I must admit when I first started working at United Way I had no idea what National Child Day was or why it was celebrated. But as I learned more about it, I have become extremely passionate about raising awareness about National Child Day because I believe it carries such important implications for our world and our community. After-all we were all children at one time, and I personally remember how good it felt to be respected, valued, nurtured and loved. I believe that every child has the right to feel the same way.
National Child Day is celebrated annually on November 20th (this Saturday) and is specially designated day to mark two historic events:
- the 1959 signing by Canada of the United Nations Declaration of the Rights of the Child;
- and the adoption of the UN Convention on the Rights of the Child in 1989.
What I find most impressive is that the UN Convention on the Rights of the Child, is the most comprehensive treaty in support of children in existence. It is signed and ratified by more nations than any other human rights document in history, attesting to its global significance and the underlying universal values it upholds.
The founding principles of the Convention are things that we can all do everyday to make the life of child better, such as:
- Acting in the best interests of the child.
- Genuinely considering the views of the child in all decision-making that affects them.
- Ensuring children are protected from abuse, neglect, exploitation and discrimination.
- Making sure all children have an adequate standard of living, health care and the right to play!

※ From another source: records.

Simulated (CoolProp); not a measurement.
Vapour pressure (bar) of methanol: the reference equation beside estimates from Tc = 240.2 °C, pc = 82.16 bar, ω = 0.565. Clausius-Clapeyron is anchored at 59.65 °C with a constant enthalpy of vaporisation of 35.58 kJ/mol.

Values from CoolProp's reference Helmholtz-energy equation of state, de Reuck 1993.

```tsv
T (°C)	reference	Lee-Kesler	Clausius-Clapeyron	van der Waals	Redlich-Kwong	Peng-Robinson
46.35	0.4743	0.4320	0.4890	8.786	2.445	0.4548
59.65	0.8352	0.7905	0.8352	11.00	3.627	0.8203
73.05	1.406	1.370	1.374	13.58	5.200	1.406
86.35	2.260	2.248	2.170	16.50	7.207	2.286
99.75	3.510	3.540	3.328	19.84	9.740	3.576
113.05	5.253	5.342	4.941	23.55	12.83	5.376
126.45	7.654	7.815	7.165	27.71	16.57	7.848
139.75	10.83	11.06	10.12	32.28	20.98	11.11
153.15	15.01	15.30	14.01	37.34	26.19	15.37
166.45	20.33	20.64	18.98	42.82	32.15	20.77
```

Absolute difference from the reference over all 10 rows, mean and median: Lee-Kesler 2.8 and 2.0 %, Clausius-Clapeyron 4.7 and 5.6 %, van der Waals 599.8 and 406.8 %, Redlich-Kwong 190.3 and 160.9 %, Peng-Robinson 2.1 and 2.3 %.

Getting involved in National Child Day doesn’t need to take a lot of planning. It can simply mean taking time to share a book with your children (or a special child in your life), donating some gently-used items to a children’s charity, or cooking dinner together as a family. So this Saturday, take the time to recognize National Child Day. Remember - you have the potential to have a positive impact on the lives of children in your community everyday.
You may also notice people wearing a blue ribbon this week. Wearing a blue ribbon shows that you support all children having prime consideration in all economic, social and political decisions that affect them.
For more information on National Child Day visit www.successby6edmonton.info
To learn more about National Child Day from children and youth in Edmonton, click on the video below.
"Voices of Children"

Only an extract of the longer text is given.